United States Court of Appeals
For the Eighth Circuit
___________________________
No. 13-1816
___________________________
A. D. Smith, et al.
lllllllllllllllllllll Plaintiffs - Appellants
v.
Board of Education of the Palestine-Wheatley School District, et al.
lllllllllllllllllllll Defendants - Appellees
____________
Appeal from United States District Court
for the Eastern District of Arkansas - Little Rock
____________
Submitted: January 16, 2014
Filed: October 2, 2014
____________
Before LOKEN, MURPHY, and COLLOTON, Circuit Judges.
____________
LOKEN, Circuit Judge.
In 1987, the majority white Palestine school district and the majority African-
American Wheatley school district, both located in St. Francis County, Arkansas,
voluntarily consolidated into the Palestine-Wheatley School District (the “District”),
while continuing to operate elementary and secondary schools in both communities.

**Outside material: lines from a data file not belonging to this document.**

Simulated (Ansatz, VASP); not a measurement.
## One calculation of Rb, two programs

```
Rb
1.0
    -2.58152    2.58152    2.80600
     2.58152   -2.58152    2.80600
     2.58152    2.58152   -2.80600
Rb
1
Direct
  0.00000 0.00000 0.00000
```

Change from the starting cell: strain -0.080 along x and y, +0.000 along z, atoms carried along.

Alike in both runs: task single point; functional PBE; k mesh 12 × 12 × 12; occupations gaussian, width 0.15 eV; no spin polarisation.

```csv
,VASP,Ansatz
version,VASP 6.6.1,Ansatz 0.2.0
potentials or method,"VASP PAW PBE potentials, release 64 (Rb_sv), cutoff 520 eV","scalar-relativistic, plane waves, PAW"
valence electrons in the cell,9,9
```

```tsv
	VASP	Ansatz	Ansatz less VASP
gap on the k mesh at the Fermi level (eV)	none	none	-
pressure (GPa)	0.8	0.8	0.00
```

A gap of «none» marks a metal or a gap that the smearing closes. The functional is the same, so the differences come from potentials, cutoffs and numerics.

In 1989, Wheatley schoolchildren, their parents, and other interested parties (the
“Wheatley plaintiffs”) sued the District, alleging on-going violations of the Voting
Rights Act and the Fourteenth Amendment. In May 1990, the district court confirmed
a settlement between the parties and approved a consent decree to enforce the
settlement “in accordance with its terms.” A central provision required that the
District operate a single middle school located in the town of Wheatley.
In 2012, the District filed a motion to modify or terminate the decree, seeking
an order permitting the District to relocate the middle school grades from the
Wheatley campus to the Palestine campus. Primarily applying the standards for
modifying a consent decree when changed circumstances have caused it to be unjust,
see Rufo v. Inmates of the Suffolk County Jail, 502 U.S. 367, 384-85 (1992), the
district court1 granted the motion. The Wheatley plaintiffs appeal, arguing the district
court erred when it failed to apply the more rigorous test for termination of a
desegregation decree set forth in Freeman v. Pitts, 503 U.S. 467, 490-91 (1992).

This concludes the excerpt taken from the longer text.